Today is one of those days where I finished everything I MUST do, and now I have the rest of the day free with nothing planned. I will go to yoga tonight, I hope, but until 7pm, I’m free to fret over what could be done. I have a list of things to accomplish – a little clean-up, a letter to write, etc – but what I most want to do today is spend time with people. Here is where I’m stuck – I have no people to spend time with.

I’m not feeling sorry for myself or really complaining – this is just the place I am in at this point in my life. I live in a new city where I know few people; most of my good friends are at least two hours away; my colleagues (who are also friends) are frantically preparing for the semester that starts tomorrow. I am – by the grace of God – actually caught up and aching to spend real, quality time with people. I want community.

So I signed up for Meetups in an attempt to get to know more people here. I think this is a great system – where people get together around like interests – but I guess I also think it’s a little sad that we need it. Not to wax too nostalgic here, but how did people get to know people twenty years ago? Or were people lonely then, too?

I just finished reading The Summer of the Great-Grandmother by Madeline L’Engle, and I was struck by the way her community gathered around her when her mother died. People dropped everything to be with her at the time. People brought food. Her family gathered close. This strikes me as real community. I know these types of relationships take time, and I am very blessed to have some good friends who will, really, drop their lives to help me if I need them. But still, I wish I was in a place where I could see them without that desperate need from one of us.

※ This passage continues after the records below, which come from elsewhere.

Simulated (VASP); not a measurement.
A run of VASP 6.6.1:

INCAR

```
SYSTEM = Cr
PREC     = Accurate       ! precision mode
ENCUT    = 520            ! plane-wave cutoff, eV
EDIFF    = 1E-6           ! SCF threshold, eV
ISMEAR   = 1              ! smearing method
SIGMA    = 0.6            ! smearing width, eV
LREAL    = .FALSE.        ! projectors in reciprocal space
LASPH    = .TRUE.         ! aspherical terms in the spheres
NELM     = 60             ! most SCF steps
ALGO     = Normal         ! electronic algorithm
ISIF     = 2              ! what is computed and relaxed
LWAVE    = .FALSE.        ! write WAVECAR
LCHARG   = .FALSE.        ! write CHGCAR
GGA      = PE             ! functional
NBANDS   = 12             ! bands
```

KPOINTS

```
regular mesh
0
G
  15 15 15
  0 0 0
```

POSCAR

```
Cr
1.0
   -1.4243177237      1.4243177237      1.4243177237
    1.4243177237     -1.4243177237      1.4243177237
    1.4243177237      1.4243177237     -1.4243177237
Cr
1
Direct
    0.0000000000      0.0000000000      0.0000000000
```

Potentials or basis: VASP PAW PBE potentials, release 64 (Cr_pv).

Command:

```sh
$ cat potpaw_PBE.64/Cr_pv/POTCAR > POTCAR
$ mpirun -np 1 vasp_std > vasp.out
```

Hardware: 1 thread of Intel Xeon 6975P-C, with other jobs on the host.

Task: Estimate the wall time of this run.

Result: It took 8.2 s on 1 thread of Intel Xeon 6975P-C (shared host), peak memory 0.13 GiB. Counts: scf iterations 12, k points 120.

Dave and I were talking about this some this weekend because I have found myself relying so much on him for everything (an unhealthy thing for sure), and I asked him whether he thought it made a difference whether or not you were in the country or city or suburbs when looking for community. I thought, maybe, that the country or city were more optimal locations, but he told me how his friends in his suburban neighborhood used to get together often. So I have been rethinking my stance, and have decided that my thought that “community happens somewhere else” is my own unwillingness to make the effort to make community where I am. Hence, the Meetup groups.

So today, I will probably spend most of the day alone, but I’m going to try to do something small to help the community I am in – as Dr. King preached. I am going to go out and pick up trash on my street. It’s a small thing, but maybe I’ll meet someone. Maybe I won’t, but it will be something that I am doing for my place – this little street in Baltimore where I hope to build my community.